For purposes of legal exegesis, which is to say as a matter of authority, this is perfectly well within the discipline; it is not EISEGETICAL but EXEGETICAL. There are plenty of ways to answer Roe v. Wade and its progeny as being defective forms of legal reasoning (including natural law) without the absurd consequence of tying our hands to the historical meaning even explictly contrary to the intentions of its authors, who understood it to be the charter of a nation to be applied by later generations, not merely some mundane catalog of then-current beliefs. Svendsen speaks like someone who has had no training whatsoever in Constitutional law, which has been an interest of mine since elementary school. Even the "originalists" like Scalia and Thomas, both of whom I respect a great deal as jurisprudes, don't hold to such a ridiculously hide-bound rule of interpretation. So what Svendsen considers an "unsound approach" is nothing other than the discipline of law, giving binding authority to texts, and where that is concerned, Svendsen knows nothing. I, on the other hand, have studied Constitutional law under Charles Fried, Richard Fallon, and Larry Tribe, so the reader can do the math. All I can say is that if legal exegetes interpreted Constitutional documents like Svendsen does, our legal system would degenerate to pure anarchy.

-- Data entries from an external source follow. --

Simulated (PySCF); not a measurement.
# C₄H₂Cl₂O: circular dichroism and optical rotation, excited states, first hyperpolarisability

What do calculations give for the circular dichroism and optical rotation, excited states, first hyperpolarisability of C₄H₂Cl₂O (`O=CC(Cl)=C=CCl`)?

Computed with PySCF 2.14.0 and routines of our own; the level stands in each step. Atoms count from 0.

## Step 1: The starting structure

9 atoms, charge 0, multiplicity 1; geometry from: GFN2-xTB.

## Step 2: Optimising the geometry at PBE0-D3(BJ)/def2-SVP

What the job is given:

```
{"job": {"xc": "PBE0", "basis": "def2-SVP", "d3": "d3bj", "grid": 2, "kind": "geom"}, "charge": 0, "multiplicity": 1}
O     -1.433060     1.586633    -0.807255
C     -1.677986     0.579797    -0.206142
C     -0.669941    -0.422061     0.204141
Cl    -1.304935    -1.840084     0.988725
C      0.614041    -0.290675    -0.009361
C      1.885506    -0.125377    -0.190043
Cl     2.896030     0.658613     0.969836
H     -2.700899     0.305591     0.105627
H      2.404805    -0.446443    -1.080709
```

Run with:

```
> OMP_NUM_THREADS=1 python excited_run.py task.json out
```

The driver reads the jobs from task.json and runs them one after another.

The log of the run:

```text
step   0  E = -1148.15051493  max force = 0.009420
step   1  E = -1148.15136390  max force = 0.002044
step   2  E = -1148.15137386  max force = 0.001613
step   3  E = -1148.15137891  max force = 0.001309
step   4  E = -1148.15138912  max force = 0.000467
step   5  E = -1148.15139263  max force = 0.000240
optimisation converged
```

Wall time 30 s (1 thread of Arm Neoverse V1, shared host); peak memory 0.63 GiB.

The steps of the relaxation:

The problem with this lordly dismissal of the common lumpen is that, in a democratic republic, it does matter what the common lumpen happen to think, even of the Prejeans of the world hold the rest of us in contempt.
For the judiciary is a political creature—ultimately answerable to the electorate. Technically, the Federal judiciary may be insulated from direct accountability, but it depends on two other branches of gov’t to impose its will on the masses. It has no armies or police department at its disposal.
Unlike Federal judges, presidents and congressmen do have face the voters on a regular basis. It’s the Executive branch that enforces judicial rulings, while Congress wields an enormous degree of potential authority over the lower courts.
So Ivy League law schools don’t get to dictate judicial philosophy to the electorate. They can attempt to persuade us, but not to dictate. Popular sovereignty is king.
Indeed, Prejean’s “shut up and do what you’re told” approach is one reason that the liberal establishment has been losing influence over the years.
The judiciary has practical power to the extent that the other two branches voluntarily defer to it or implement its rulings. But if it oversteps its bounds, that can change. And if Prejean doesn’t like it, he can move to Brussels.
As Newt Gingrich points out:
Let met talk briefly about judges, and then I am going to talk about education and immigration. The issue of judges is not a complex one. It’s just a question of timidity. There is no judicial supremacy. It is an arrogation of the Warren Court in 1958, and has no historic precedent. Jefferson, when asked if there was judicial supremacy said that would be an oligarchy. Lincoln’s First Inaugural, in describing the Dred Scott decision of the Supreme Court—which extended slavery across the whole country, led Lincoln to run, and ultimately led to the Civil War—said we were not going to let a handful of judges redefine the American Constitution. It would be inconceivable.
So what do you do about it? Again, I am trying to embed this in historic fact. This is not theory. This is not ideology. This is fact. In 1802, the Jeffersonians, faced with courts deliberately packed by the Federalists, passed the Judiciary Act of 1802, which abolished over half of all the sitting federal circuit judges. The act didn’t impeach them; it simply said their jobs didn’t exist. They wouldn’t be paid, so they shouldn’t bother to show up. The judges were deeply offended. They promptly went to court, and the remaining federal judges essentially said, if we overrule the Congress, they’re going to abolish our jobs.
I cite this, because of the Ninth Circuit Court. We should just close the jobs of the two judges who said that it was unconstitutional to say, “One Nation, Under God” as part of the pledge. Let’s just say, “Terrific, you’re now retired.” I am citing this, because the first step to getting this done is to have people like you talk to your delegations, and then presently somebody will introduce a bill. Initially people will say that it’s very radical, but then as the courts behave more and more stupidly, people will get madder and madder. Finally, one morning we’ll do it, and then the judges who are left will realize that maybe they don’t want to be quite that bold.
This is a straight-out fight. The elected branches, the legislative and the executive, have every right to re-balance the judges under our Constitution. Remember, if you read The Federalist Papers, they refer to a division of power. There’s a balance between the three branches, so when the judges say that they are all powerful, the correct answer is, “No, you’re not.” The only way you prove that is to have the legislative and the executive branches take steps to change them.